Bismarck, North Dakota – In North Dakota, the deer gun season is now open. While all restrictions are expected to be followed by hunters, Mike Anderson informs us of the enforcement program in place.

In the next weeks, thousands of hunters will take to the fields in North Dakota for the deer gun season. Scott Winkelman, the chief game warden, claims that his wardens are used to the kinds of breaches they are expected to see.

“Some of the more common violations that we see every year are tagging violations, driving off-trail with a motor vehicle, and also having a loaded firearm in a motor vehicle while hunting,” said NDGF chief of enforcement Scott Winkelman.

As soon as you gain control of your deer, according to Winkelman, you must tag it. Wearing orange apparel while deer hunting is another rule.

“It must be a minimum of 400 square inches of solid blaze orange plus a hat. We don’t want to have any accidents and we really encourage people to follow that law,” said Winkelman.

There are things you can do if you harvest a deer on land where you have a legal right to do so and the animal winds up on posted land.

“They do have the right to go retrieve that animal without a weapon. Always encourage you to reach out to the landowner and let them know what you would be doing out there, so they’re not surprised,” said Winkelman.

Driving off-trail while deer season is in effect is subject to rules.

“During the deer hunting, season hunters cannot drive off of an established trail unless they are driving out to retrieve a legally harvested and tagged animal. Section lines in the state are open to public travel, but not to hunting. So if the land is posted on either side, the section line is considered posted as well,” said Winkelman.

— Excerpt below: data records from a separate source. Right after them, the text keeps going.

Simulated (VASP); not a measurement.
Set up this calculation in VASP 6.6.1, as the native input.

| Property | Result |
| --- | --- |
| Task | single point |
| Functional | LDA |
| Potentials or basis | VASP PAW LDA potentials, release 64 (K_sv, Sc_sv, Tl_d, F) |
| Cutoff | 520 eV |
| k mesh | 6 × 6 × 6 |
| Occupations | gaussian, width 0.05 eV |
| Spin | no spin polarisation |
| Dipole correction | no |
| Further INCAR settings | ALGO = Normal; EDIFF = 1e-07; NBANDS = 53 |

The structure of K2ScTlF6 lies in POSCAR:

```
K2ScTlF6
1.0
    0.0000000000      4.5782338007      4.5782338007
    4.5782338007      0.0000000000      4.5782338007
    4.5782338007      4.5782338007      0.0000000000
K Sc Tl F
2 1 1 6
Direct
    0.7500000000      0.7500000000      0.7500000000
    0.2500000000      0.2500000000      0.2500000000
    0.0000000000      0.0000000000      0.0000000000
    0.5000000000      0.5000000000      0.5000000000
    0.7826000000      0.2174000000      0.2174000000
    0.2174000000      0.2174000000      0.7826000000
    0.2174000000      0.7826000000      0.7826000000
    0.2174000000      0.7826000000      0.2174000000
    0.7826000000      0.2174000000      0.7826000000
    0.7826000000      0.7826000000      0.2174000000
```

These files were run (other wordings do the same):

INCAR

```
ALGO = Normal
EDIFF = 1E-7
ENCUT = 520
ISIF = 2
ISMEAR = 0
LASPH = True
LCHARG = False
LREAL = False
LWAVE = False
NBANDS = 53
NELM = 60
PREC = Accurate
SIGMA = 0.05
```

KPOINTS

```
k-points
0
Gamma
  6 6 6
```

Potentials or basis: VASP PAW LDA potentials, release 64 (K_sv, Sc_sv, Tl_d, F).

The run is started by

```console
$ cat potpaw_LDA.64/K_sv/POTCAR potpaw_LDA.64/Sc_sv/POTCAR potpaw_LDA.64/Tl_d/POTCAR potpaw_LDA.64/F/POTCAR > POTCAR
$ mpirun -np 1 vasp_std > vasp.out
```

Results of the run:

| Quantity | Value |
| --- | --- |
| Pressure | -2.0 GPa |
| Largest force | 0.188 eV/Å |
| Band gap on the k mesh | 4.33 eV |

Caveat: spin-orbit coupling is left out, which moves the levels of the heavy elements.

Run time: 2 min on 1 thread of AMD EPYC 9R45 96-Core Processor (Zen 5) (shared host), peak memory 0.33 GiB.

Follow these instructions and never approach the offender if you see someone breaking the game and fish regulations.

“Try and collect as much information as possible and call the report all poachers line at 701-328-9921,” said Winkelman.

During deer season, Winkelman advises being aware of farmers and ranchers working in the fields.

Enjoy the deer season with your loved ones and friends, but always make sure to get home safely.